Copernicium is a synthetic chemical element with the symbol Cn and atomic number 112. Its known isotopes are extremely radioactive, and have only been created in a laboratory. The most stable known isotope, copernicium-285, has a half-life of approximately 30 seconds. Copernicium was first created in 1996 by the GSI Helmholtz Centre for Heavy Ion Research near Darmstadt, Germany. It was named after the astronomer Nicolaus Copernicus.
In the periodic table of the elements, copernicium is a d-block transactinide element and a group 12 element. During reactions with gold, it has been shown to be an extremely volatile element, so much so that it is possibly a gas or a volatile liquid at standard temperature and pressure.

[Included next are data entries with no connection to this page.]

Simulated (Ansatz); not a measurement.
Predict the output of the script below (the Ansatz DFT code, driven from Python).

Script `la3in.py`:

Copernicium is calculated to have several properties that differ from its lighter homologues in group 12, zinc, cadmium and mercury; due to relativistic effects, it may give up its 6d electrons instead of its 7s ones, and it may have more similarities to the noble gases such as radon rather than its group 12 homologues. Calculations indicate that copernicium may show the oxidation state +4, while mercury shows it in only one compound of disputed existence and zinc and cadmium do not show it at all. It has also been predicted to be more difficult to oxidize copernicium from its neutral state than the other group 12 elements. Predictions vary on whether solid copernicium would be a metal, semiconductor, or insulator. Copernicium is one of the heaviest elements whose chemical properties have been experimentally investigated.